That people are moving to other states is due in no small part to the fact that Cleveland is now the poorest big city in the country, with a poverty rate of 31.3 percent, according to a recent Census report. The rest of Ohio isn’t faring much better, with poverty rates in Cincinnati at 21.1 percent, Toledo at 20.3 percent and Columbus at 16.5 percent. For those who can’t leave, voting seems to have taken on an urgency not seen in many years, if not decades.
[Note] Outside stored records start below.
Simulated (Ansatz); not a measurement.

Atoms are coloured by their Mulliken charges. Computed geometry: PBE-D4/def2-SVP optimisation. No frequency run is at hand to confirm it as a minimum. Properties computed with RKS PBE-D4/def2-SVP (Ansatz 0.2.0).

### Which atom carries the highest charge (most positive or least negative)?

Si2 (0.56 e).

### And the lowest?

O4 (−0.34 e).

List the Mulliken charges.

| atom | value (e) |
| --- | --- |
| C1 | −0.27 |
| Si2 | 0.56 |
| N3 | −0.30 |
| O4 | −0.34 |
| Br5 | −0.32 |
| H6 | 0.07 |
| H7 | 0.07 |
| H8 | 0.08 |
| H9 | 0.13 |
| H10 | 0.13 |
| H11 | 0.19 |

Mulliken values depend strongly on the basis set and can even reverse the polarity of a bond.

With the registration deadline past, the focus for the numerous groups in Ohio that are working to mobilize voters has now shifted to making sure those voters get to the polls and, once they get there, are able to vote. Conventional wisdom has always held that the hard part is getting people signed up and to the polls. But with millions of dollars being spent by groups such as America Coming Together, MoveOn PAC, 21st Century Democrats and others on such efforts, a more important problem may be getting those votes counted — a fear given definite shape thanks in no small part to Ohio’s obstructionist Republican secretary of state, Kenneth Blackwell.

While there had been a lot of hand-wringing among elected officials, voting rights groups and the public over electronic voting, Ohio passed a law in May requiring that all new machines have a paper receipt by 2006. This, of course, won’t occur until after the 2004 presidential election, but the change has had a deterrent effect on a switch to electronic voting machines. According to Petee Talley, who is chairing the Ohio Voter Protection Coalition, made up of labor, civil rights, voting rights, retiree and community organizations: “Ninety-five percent of Ohio’s voters will be voting on the same equipment they did the last time.”

So, befitting the state’s anachronistic Rust Belt economy, tactics have turned to good old-fashioned voter suppression and intimidation rather than high-tech tampering. In a recent campaign stop in Cleveland, Sen. John Kerry suggested that such intimidation was already underway. His comments came on the heels of Blackwell’s backpedaling on his decision to enforce an archaic law requiring that all new registrations be on postcard-weight paper. But it seems Blackwell may have several more tricks up his sleeve.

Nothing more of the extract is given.